Some Jumbled Thoughts on Nietzsche, Conscience, the Soul, and Angel

Dawn Gilpin
6 min readJul 21, 2022

Like my post about fractals, this was originally part of a conversation on Tea at the Ford. (I miss that place, and those days…) The main difference is at this point in time both shows were finished and I’d seen all the episodes.
Anyway, it’s a bit of a fragment, not intended as a standalone piece of writing. Lightly edited to make some kind of sense, maybe.

While reading an interesting article about Nietzsche’s On the Genealogy of Morality, I came across some stuff that I found fascinating, especially when viewed in relation to the Buffyverse. Disclaimer: I have not actually read OGM, so my comments on it are necessarily filtered through the lens of the article in question. (Which, if you’re interested, is: “The Second Treatise in On the Genealogy of Morality: Nietzsche on the Origin of the Bad Conscience,” by Mathias Risse of Yale University, published in the European Journal of Philosophy 9:1 (2001), pp. 55–81.)

According to the (one assumes) esteemed Dr. Risse, what Nietzsche identifies as the bad conscience begins in one form, which has nothing to do with guilt until it is combined with both a sense of indebtedness towards gods and a set of moral precepts that Nietzsche ascribes to Western culture generally as the result of Christianity, but applicable even to those who have rejected religion or at least the Christian God. Of course, it may be debatable to what extent a vampire victim consciously rejects Christianity, but quite obviously Christianity rejects the vampire, considering the fact that its symbols and trappings cause pain and injury (crucifix, holy water, etc.).

“No matter how good a boy you are,” Darla tells Angel, “God doesn’t want you” (A2.05 Dear Boy).

(Actually, one could write an entire essay about Angelus’/Angel’s relationship with Christianity, considering his “thing for convents” and such — but that’s another topic for another day.)

Risse explains that Nietzsche was trying to figure out just where guilt comes from, and trying to place its origin in the framework of a (rather vague) history of mankind. Here’s how he explains it:

The idea seems to be that people are living more or less by themselves, following their instincts for food, shelter, sex, and, as Nietzsche emphasizes, their drives for aggression. […] Then some groups get organized, and start oppressing others that do not. Nietzsche insists that these conquests happen abruptly. […] The oppressed are prevented from letting their instincts act against others, and Nietzsche must have in mind here the instincts for aggression, i.e., ‘enmity, cruelty, the lust for pursuit, for raid, for change, for destruction’ (sec. 16) The oppressed are forced to redirect these instincts inward since otherwise they are threatened with severe punishment. (p. 57)
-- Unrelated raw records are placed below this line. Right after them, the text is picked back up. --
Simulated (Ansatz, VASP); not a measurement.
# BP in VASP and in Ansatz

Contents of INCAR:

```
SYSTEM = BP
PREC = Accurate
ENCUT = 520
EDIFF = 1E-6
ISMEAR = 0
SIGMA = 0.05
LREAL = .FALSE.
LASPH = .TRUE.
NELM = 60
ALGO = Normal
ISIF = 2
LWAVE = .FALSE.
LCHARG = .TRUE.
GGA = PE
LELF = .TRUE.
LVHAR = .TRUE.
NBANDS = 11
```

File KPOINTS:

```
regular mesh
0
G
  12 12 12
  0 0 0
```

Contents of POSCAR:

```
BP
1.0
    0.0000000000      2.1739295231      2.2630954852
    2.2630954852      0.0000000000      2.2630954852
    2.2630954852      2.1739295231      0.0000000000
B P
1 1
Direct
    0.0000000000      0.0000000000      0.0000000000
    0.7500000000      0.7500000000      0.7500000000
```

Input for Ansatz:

What’s really funny is that at this point, I made a note in the margin of the paper, Angel is oppressed by the soul! And just a few lines later, I read this:

Nietzsche presents the image of an incarcerated animal that beats itself raw on the bars of its cage […] He calls this inward-direction of previously outward-directed instincts the internalization (Verinnerlichung) of man, and regards it as the origin not only of the bad conscience, but also of what should come to be called the soul. (p. 57)

Hee. So, to restate in Buffyverse terms: the vampire is id-boy, expressing all of his instincts including — especially — those for aggression and destruction. Forcing a soul onto such a creature sublimates those instincts, essentially “oppresses” the vampire’s true nature and causes him to develop what Nietzsche refers to as bad conscience.

So far nothing particularly new in all of this. But here’s what I found especially fascinating, and such a perfect fit with what we know of Angel that I wouldn’t be surprised to learn the writers based at least some of their characterization on Nietzsche’s writings: the bad conscience does not bring guilt along with it. That part only comes later.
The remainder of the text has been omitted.